The U.K. court has denied Peter McCormack permission to appeal October’s sweeping judgment in which the court threw out all but one pillar of the blogger’s defense against Dr. Craig Wright’s defamation suit. Peter McCormack will now proceed to defend himself at trial on the limited basis that though his attacks on Dr. Wright were untrue, they did not cause serious harm to his reputation.
The court also demanded that McCormack foot Dr. Wright’s legal bill with regard to the flurry of filings and applications arising from McCormack’s abandonment and then attempted resurrection of his defense late last year.
These include the costs incurred by Dr. Wright in replying to the abandoned or struck-out elements of McCormack’s defense and Dr. Wright’s strike-out application on January 22, 2021.
Though the total costs are yet to be assessed, the court ordered an interim payment of £90,000 due 21 days from now, by 4 p.m. on December 10, 2021.
The bill is growing for McCormack. The blogger had earlier paid Dr. Wright £18,500 in association with a failed attempted to delay discovery. Though a failure, the attempt turned out to be rational for McCormack, since the discovery process is what eventually led to McCormack withdrawing his defense in the first place.
The costs also don’t yet account for everything, and McCormack is likely to become the subject of further costs orders in the near future. Judge Knowles is reserving the question of costs with respect to seven other applications, including the application for summary judgment argued by Dr. Wright last November, to the trial judge.
What’s left of McCormack’s defense will now be tested at a very limited two-day trial on the serious harm question. Parties are to contact the court to fix a date.
It is somewhat appropriate that the lawsuit against Peter McCormack, chiefly concerned with McCormack’s claim that Dr. Wright is a fraud in his claim to have invented Bitcoin, is barreling towards a decisive resolution at the same time the rest of the world hears weeks of detailed argument in U.S. federal court over almost that very subject in Kleiman v Wright.
There, the question is not over whether Dr. Wright invented Bitcoin (the court already accepts that he has) just whether he did so with a partner, Dave Kleiman. Just this week, the jury heard bombshell testimony from retired Royal Australian Air Force Wing Commander Don Lynam that Dr. Wright handed him a copy of the Bitcoin white paper months before it became public.

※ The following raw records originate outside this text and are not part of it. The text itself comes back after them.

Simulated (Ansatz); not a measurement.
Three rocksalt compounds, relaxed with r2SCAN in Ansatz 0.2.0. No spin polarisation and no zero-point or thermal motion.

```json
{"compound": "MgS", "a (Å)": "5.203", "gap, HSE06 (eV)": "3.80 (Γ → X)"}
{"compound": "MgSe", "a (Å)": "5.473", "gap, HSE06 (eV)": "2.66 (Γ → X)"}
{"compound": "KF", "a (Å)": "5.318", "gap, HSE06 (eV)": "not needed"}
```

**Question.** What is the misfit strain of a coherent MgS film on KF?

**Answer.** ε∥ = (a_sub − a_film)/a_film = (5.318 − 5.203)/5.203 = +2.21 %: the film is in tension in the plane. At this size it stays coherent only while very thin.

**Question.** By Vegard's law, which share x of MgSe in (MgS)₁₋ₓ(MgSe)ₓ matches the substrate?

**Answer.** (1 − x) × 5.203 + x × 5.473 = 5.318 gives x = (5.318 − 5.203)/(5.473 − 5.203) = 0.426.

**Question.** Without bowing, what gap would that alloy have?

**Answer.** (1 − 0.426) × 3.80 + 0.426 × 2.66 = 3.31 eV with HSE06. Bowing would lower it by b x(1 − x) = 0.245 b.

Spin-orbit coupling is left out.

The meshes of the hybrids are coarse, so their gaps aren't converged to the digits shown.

If that case is anything to go by, perhaps it’s best that McCormack has spared himself the cost of standing by his accusations in court. Certainly, having Dr. Wright’s claim to the Satoshi Nakamoto name tested in court has gone badly for his critics to this point. Dr. Wright has stacked victory upon victory in his recent legal skirmishes, and whenever the McCormack trial finally takes place, he’s set to chalk up another.